Since the beginning of software time, every technology device — and
especially ones that use the internet — has and continues to have
vulnerabilities. The sad truth is that as hard as we may try, as often
as we patch what we can patch, no one knows how to build secure software
for the real world.
Instead of building special (and more vulnerable) new wiretapping
interfaces, law enforcement can tap their targets’ devices and apps
directly by exploiting existing vulnerabilities. Instead of changing the
law, they can use specialized, narrowly targeted exploit tools to do
the tapping.
In fact, targeted FBI computer exploits are nothing new. When the FBI
placed a “keylogger” on suspected bookmaker Nicky Scarfo Jr.’s computer
in 2000, it allowed the government to win a conviction from decrypting
his files after gaining access to his PGP password. A few years later,
the FBI developed “CIPAV,”
a piece of software that enables investigators to download such spying tools electronically.
The sad truth is that no one knows how to build secure software for the real world.

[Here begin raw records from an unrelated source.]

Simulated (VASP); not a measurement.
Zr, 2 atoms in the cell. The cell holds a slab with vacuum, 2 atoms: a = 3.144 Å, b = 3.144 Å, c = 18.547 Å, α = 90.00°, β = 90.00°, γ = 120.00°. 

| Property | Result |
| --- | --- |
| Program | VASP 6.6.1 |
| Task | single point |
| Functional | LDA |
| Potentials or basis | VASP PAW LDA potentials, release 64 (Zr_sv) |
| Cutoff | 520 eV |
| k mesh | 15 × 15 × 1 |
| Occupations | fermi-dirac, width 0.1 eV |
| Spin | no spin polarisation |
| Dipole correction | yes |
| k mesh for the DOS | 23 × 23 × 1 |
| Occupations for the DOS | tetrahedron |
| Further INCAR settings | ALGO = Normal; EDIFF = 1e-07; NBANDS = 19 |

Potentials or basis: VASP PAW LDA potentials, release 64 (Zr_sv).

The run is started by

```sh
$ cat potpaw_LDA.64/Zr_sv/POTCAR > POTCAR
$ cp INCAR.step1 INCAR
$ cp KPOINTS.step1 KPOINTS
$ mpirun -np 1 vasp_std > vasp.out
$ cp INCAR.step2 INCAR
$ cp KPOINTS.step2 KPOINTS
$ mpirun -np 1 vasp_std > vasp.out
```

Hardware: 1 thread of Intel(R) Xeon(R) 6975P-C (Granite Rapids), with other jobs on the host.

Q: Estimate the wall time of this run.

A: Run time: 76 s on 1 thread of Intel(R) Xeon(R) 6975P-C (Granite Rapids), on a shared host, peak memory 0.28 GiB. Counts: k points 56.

Exploits aren’t a magic wiretapping bullet. There’s engineering
effort involved in finding vulnerabilities and building exploit tools,
and that costs money.
And when the FBI finds a vulnerability in a major piece of software,
shouldn’t they let the manufacturer know so innocent users can
patch? Should the government buy exploit tools on the underground market
or build them themselves? These are difficult questions, but they’re
not fundamentally different from those we grapple with for dealing with
informants, weapons, and other potentially dangerous law enforcement
tools.
But at least targeted exploit tools are harder to abuse on a large scale than globally mandated backdoors in
every switch,
every router,
every application,
every device.
While the thought of the FBI exploiting vulnerabilities to conduct
authorized wiretaps makes us a bit queasy, at least that approach leaves
the infrastructure, and everyone else’s devices, alone.
Ultimately, not much is gained — but too much is lost — by mandating
special “lawful intercept” interfaces in internet systems. There’s no
need to talk about adding deliberate backdoors until we figure out how
to get rid of the unintentional ones … and that won’t be for a long,
long time.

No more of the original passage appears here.